Here are some nominees for Scrooge of the Year.
• A dentist gave a $30 gift certificate to his dental assistant for Christmas. She found the certificate could only be redeemed at an upscale boutique owned by the dentist's wife that carried nothing even close to $30.
• The Great Dickens Christmas Fair in San Francisco decided not to hand out cash bonuses to its employees at Christmas. Instead, each employee received a white painter's cap with the words "Bah Humbug" printed on it.
• Every year, a consumer electronics company in the English town of Grimsby gives its workers the same Christmas bonus: a sack of potatoes. (The owner's cousin owns a potato farm.)
• Andy Grove, the former CEO of Intel, became notorious for his "Scrooge Memo," in which he pointedly reminded employees of their obligation to work a full day on Christmas Eve-or else.

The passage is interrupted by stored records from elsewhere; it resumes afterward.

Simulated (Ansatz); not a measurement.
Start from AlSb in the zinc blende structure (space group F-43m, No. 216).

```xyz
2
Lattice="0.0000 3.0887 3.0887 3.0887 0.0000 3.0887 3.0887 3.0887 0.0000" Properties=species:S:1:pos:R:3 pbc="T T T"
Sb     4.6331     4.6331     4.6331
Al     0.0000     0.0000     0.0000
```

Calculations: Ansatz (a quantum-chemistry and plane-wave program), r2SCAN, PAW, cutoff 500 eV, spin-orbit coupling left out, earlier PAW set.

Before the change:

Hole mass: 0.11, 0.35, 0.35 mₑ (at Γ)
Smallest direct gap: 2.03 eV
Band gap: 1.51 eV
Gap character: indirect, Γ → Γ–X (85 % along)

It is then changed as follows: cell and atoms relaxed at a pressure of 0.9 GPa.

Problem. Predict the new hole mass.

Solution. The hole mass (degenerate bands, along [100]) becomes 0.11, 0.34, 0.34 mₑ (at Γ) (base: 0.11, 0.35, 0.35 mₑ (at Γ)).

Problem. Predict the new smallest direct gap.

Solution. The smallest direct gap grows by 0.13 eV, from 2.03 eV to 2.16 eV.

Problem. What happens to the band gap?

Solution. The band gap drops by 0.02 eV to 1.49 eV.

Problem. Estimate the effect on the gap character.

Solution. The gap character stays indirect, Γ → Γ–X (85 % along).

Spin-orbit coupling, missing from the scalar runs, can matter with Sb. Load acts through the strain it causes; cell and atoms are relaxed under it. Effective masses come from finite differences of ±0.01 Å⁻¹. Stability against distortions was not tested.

• Richard Martin, a 71-year-old apartment manager in Bay Ridge, New York, got upset one year when someone tore down the Christmas decorations he'd put up in the lobby of his apartment building. So he wrote the following note and sent it to all his tenants: "Dear scumbag: If I catch you, I will kill you where you are. You don't want to f*** with the Irish."
• Colin Wood hated Christmas so much that he rented a fallout shelter for $600 so he could lock himself away for the holidays. He said Christmas provoked too many family arguments and he preferred to avoid the whole thing. His brother gave him a copy of Dickens' A Christmas Carol to read while underground.